“Everyone’s got a connection to food—everybody eats. And food also connects us together too, because when we’re talking about food, or eating it, it can really break down some of the barriers that can otherwise separate us."
Food Coordinator, Cedar Cottage Neighbourhood House, Vancouver, BC
Barb Wong has had a long and varied career in food. A registered dietitian, she worked with pregnant and parenting women affected by substance abuse in Vancouver’s Downtown Eastside. After starting a family of her own, she switched direction somewhat, co-developing an all-natural cookie dough company and working at a cookbook store. Then, when a position at the Cedar Cottage Neighbourhood House came up in 2012, she jumped on it because, as she puts it, “it was an opportunity to help build the very community I live in.”
The Cedar Cottage Neighbourhood House has served East Vancouver for over fifty years, bringing together the community through childcare programs, senior wellness workshops, yoga classes and much more. Food has always been part of its programming and it became even more so after Barb became the Food Coordinator. She’s worked to unify all its food programs – from community kitchens and supper clubs – and create new programs to meet community needs.

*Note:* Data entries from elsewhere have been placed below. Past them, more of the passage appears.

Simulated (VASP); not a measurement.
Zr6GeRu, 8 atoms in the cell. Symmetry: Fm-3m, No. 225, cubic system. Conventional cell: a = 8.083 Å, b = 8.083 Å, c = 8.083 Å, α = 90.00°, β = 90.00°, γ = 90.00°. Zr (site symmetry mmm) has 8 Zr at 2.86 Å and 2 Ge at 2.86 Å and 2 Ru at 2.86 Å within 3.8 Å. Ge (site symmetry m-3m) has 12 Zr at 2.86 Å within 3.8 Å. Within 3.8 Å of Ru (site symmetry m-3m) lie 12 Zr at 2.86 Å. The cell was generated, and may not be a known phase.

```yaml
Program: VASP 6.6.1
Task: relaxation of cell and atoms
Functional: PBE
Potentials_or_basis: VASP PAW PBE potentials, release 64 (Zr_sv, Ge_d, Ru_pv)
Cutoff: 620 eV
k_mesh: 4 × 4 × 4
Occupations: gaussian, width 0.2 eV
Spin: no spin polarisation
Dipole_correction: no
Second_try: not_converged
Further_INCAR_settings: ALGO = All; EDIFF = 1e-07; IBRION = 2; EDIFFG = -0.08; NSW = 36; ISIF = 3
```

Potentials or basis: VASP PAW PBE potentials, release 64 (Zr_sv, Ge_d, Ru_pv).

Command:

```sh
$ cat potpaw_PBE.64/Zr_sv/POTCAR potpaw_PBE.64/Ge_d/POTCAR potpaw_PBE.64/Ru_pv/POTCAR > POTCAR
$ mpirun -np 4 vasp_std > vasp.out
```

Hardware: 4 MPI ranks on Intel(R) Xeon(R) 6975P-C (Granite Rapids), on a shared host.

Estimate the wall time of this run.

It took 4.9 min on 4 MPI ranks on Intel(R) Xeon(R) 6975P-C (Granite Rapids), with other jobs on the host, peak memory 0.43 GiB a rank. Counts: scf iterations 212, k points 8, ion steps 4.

One of those programs is the youth leadership program EAT (Eat! Act! Think!). EAT is an eight-week program that teaches students in grades 9 to 11 about food security and food literacy. They then pass their new knowledge on, developing an eight-week curriculum that they themselves teach in programs for elementary school-aged children in the area. “With the EAT program, it’s an opportunity for kids to volunteer in the community,” Barb says. “But when they make the realization that, ‘Whoa, this is how the food system works,’ then translate that into something that kids might understand, and then those kids take that home to their families, it’s amazing.”
Barb calls the Neighbourhood House a “kind of community living room,” and she’s delighted to see the number of kids that now spend time hanging out in it. “Young people are our future policy makers,” she says, “so if we can make an impact on them now, we’ll see some big changes in the future.”